The Last Jedi, which was written and directed by Rian Johnson, surprised viewers partly because of how boldly it upended the narrative preconditions of Star Wars’ heroes and villains. It turned Luke Skywalker (Mark Hamill) into a grouchy wretch, had the brave Resistance fail every mission rather than stumble into a lifesaving deus ex machina, and yet it somehow managed to convey a tone of optimism for future generations of rebels. The Rise of Skywalker, conversely, is overly obsessed with the past, with Abrams perhaps thinking that tying the arcs of its heroes to decades-old films will somehow increase their significance. Instead, it heightens the incoherence.
One prior film that The Rise of Skywalker seems keen to ignore is The Last Jedi, which is perhaps inevitable because Abrams is more invested in continuing the story he started with The Force Awakens. Charming characters from the last installment, such as Rose Tico (Kelly Marie Tran), are sadly sidelined, and Johnson’s core argument about the irrelevance of the past has been swiftly forgotten. Instead, the new film features many monologues from the zombified emperor and an agreeable drop-in from one of the remaining unseen heroes of the original trilogy, Lando Calrissian (Billy Dee Williams).

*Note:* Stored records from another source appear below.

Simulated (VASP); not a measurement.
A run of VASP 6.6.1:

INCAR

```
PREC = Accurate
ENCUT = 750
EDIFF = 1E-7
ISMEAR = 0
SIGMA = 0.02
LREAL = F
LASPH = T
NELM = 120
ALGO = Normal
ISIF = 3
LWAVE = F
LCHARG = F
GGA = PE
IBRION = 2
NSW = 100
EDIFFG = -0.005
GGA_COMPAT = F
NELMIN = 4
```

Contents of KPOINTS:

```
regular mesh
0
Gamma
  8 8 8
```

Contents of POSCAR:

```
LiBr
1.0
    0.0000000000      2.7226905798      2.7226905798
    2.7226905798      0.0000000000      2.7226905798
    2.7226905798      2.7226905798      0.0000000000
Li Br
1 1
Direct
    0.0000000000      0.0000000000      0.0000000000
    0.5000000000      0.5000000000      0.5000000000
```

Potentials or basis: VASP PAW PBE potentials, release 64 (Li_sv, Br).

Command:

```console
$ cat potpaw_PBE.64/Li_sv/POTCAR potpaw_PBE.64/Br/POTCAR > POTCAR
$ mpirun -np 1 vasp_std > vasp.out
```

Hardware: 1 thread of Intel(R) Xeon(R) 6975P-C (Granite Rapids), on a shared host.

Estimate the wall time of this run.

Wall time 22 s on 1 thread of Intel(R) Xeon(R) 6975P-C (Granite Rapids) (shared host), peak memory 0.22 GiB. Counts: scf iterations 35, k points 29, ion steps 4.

Abrams’s focus on those hallowed veterans extends to Leia Organa (Carrie Fisher), who is a significant presence in the film thanks to deleted scenes and movie trickery (Fisher, who is first-billed in the movie, died in 2016). As a longtime Star Wars devotee, I must admit that some of The Rise of Skywalker’s parade of reminiscence works its magic despite the mostly unintelligible plot. There are dancing light sabers and X-wings aplenty, with more sword battles and space dogfights than the last two films combined.